The Retrospective Hugo Awards (Retro Hugos) were added to the Hugo Awards from 1996 to commemorate works from years in which no Hugo Awards were given. They are optional Awards, and prior to 2017, marked years where a Worldcon was held but no Hugos were given. A rule change in 2017 expanded the scope to any year after 1939 in which no Hugos were awarded, regardless of whether or not a Worldcon was held that year. Worldcon 76 in San Jose and this year’s Worldcon in Dublin were the first beneficiaries under this new rule.

This year’s Retro Hugos at Dublin 2019 marked the turmoil of wartime – 1944. And the Awards given were:

Best Novel: Conjure Wife, by Fritz Leiber, Jr. (Unknown Worlds, April 1943)

Best Novella: The Little Prince, by Antoine de Saint-Exupéry (Reynal & Hitchcock)

Best Novelette: “Mimsy Were the Borogoves,” by Lewis Padgett (C.L. Moore & Henry Kuttner) (Astounding Science-Fiction, February 1943)

Best Short Story: “King of the Gray Spaces” (“R is for Rocket”), by Ray Bradbury (Famous Fantastic Mysteries, December 1943)

Best Graphic Story: Wonder Woman #5: Battle for Womanhood, written by William Moulton Marsden, art by Harry G. Peter (DC Comics)

Best Dramatic Presentation, Long Form: Heaven Can Wait, written by Samson Raphaelson, directed by Ernst Lubitsch (20th Century Fox)

Best Dramatic Presentation, Short Form: Frankenstein Meets the Wolfman, written by Curt Siodmak, directed by Roy William Neill (Universal Pictures)
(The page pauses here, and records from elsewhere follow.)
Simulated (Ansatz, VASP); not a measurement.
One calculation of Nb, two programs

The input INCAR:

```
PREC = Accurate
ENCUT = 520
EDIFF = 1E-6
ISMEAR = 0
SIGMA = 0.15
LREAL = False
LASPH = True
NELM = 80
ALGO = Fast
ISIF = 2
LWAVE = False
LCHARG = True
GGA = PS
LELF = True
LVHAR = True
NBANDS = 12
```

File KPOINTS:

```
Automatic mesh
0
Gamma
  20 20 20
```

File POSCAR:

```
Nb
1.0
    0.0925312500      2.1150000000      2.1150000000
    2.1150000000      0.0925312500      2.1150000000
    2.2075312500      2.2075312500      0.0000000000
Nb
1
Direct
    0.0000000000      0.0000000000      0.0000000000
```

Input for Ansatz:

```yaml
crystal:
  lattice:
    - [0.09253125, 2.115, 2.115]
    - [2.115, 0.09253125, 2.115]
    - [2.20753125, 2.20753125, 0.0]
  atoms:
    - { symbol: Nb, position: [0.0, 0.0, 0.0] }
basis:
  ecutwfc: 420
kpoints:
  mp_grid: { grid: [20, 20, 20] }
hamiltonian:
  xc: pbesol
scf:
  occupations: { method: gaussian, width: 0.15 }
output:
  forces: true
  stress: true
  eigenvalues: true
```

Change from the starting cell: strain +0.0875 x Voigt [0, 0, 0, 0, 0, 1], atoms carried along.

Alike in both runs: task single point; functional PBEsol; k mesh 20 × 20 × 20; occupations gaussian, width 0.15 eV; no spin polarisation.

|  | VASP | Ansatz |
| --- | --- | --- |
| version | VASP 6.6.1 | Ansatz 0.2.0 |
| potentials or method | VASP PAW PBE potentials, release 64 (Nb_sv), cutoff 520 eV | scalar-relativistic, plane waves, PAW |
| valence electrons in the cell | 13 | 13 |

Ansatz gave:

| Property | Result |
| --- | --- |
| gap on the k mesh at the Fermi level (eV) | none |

Best Editor, Short Form: John W. Campbell

Best Professional Artist: Virgil Finlay

Best Fanzine: Le Zombie, editor Wilson “Bob” Tucker

That’s a reminder of the brilliance of the Golden Age of science fiction, with just one year throwing up work by giants like Fritz Leiber and Ray Bradbury, classics like “Mimsy Were the Borogroves” and Heaven Can Wait, and luminaries like John W. Campbell and Virgil Finlay. And their inheritors? You’ll have to wait until Sunday night for those…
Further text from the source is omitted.